Where have I been? I don't know. Wandering around in a strange strange place.
My intention was to come here and post the new plans Brent gave me last week. But obviously, I never did. I havent been able to get my mind back where it needs to be. Ive just been floating through life the past 2 weeks, doing nothing, eating crap, existing. Not living.
It blew up in my face yesterday when Brent found me eating something I wasnt supposed to be. After he spent his own time putting together a new workout schedule and menu plan. He wasn't very pleased. He was pretty angry. A lot more angry then he let me know. I had to find out from other people that he was on the rampage last night. Luckily he cooled down, and was nice to me this morning. He asked if I want to do this or not, and of course I do. But then why am I not doing the things Im supposed to be doing? I dont know. If I did, I wouldn't weight 357 lbs.

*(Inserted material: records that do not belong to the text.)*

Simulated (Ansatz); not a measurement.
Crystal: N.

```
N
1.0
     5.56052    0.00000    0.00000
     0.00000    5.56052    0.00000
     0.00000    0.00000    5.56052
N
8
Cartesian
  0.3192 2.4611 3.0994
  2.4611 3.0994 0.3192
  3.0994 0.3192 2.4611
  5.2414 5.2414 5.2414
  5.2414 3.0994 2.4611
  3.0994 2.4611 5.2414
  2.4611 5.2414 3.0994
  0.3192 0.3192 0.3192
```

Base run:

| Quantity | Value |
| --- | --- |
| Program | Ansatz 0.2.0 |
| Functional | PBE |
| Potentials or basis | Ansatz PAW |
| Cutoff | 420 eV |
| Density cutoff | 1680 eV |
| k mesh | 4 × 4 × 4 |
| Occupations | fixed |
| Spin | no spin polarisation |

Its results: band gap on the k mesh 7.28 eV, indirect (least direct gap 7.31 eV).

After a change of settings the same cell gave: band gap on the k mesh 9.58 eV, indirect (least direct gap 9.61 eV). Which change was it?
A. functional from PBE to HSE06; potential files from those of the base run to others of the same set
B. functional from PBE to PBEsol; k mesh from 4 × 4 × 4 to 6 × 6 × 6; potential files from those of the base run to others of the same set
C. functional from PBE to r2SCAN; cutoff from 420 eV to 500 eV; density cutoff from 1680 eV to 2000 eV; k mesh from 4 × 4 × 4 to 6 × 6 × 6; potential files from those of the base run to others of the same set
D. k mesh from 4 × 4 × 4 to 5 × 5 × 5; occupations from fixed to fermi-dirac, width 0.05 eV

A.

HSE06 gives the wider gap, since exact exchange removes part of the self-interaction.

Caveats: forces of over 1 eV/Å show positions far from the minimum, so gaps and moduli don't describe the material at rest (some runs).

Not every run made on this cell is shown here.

I dont know why I eat crap. I dont know why I am a lazy piece of shit who lays around for days on end. I dont know.
Brent has been nothing but good to me all this time. Investing his own time and money to help me. To save me. The things I need to do are really pretty simple on paper. Getting my brain to cooperate is something different.
If I want to do this, I have to start doing this. All the way. 100 percent. For the most part, I do that. But there are a lot of times when I don't. A cookie here, extra snack there. It adds up apparently.
I was pretty sad this morning. My feelings are hurt that his feelings are hurt.
I called today Day 1, because that is what I'm making it. A new beginning in time. Yesterday does not matter. I need to make the most of today.